Texas Asks Supreme Court to Block Election Results in Four Battleground States

'Their failure to abide by the rule of law casts a dark shadow of doubt over the outcome of the entire election...'

Texas announced on Tuesday that it is filing a lawsuit in the Supreme Court against four battleground states that certified their election results for Democrat candidate Joe Biden.

Texas Attorney General Ken Paxton argued that electors from Georgia, Michigan, Pennsylvania, and Wisconsin should not be allowed to cast their votes because each of those states unconstitutionally changed their voting procedures to allow for increased mail-in voting, which ultimately led to Biden’s victory in each state.
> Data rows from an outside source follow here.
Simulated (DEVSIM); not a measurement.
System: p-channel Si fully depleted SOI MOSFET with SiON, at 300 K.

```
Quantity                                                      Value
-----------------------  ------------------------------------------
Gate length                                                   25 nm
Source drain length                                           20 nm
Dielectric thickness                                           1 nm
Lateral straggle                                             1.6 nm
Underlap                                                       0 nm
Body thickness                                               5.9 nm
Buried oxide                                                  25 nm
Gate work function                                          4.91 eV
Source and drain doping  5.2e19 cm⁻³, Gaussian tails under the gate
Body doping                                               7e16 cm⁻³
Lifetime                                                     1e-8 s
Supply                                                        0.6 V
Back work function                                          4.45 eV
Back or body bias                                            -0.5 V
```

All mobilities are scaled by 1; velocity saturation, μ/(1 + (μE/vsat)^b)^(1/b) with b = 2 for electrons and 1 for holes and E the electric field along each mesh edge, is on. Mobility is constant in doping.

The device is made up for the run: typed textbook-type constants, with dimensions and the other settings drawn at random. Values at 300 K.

The new voting process — not enacted by state legislatures, as required under the U.S. Constitution — skewed the presidential election results by allowing rampant voter fraud, Paxton argued.

“Their failure to abide by the rule of law casts a dark shadow of doubt over the outcome of the entire election,” Paxton said in a statement. “We now ask that the Supreme Court step in to correct this egregious error.”

Paxton asked the Supreme Court to delay the Electoral College’s meeting, which is set to take place on Dec. 14.

His 154-page complaint echoes many of the legal arguments being made by President Trump’s campaign.

Responding to Texas’s lawsuit, the other states dismissed Paxton’s allegations as a sham.

“The allegations in the lawsuit are false and irresponsible,” Georgia’s deputy secretary of state, Jordan Fuchs, said in a statement Tuesday. “Texas alleges that there are 80,000 forged signatures on absentee ballots in Georgia, but they don’t bring forward a single person who this happened to. That’s because it didn’t happen.”

Michigan Attorney General Dana Nessel similarly wrote off Paxton’s concerns as a “publicity stunt, not a serious legal pleading.”

“Mr. Paxton’s actions are beneath the dignity of the office of Attorney General and the people of the great state of Texas,” she said.

Paxton, however, defended the lawsuit as a necessary step given the “rushed decisions” being made by local officials who refuse to listen to the American public.

“The states violated statutes enacted by their duly elected legislatures, thereby violating the Constitution. By ignoring both state and federal law, these states have not only tainted the integrity of their own citizens’ vote, but of Texas and every other state that held lawful elections,” he said.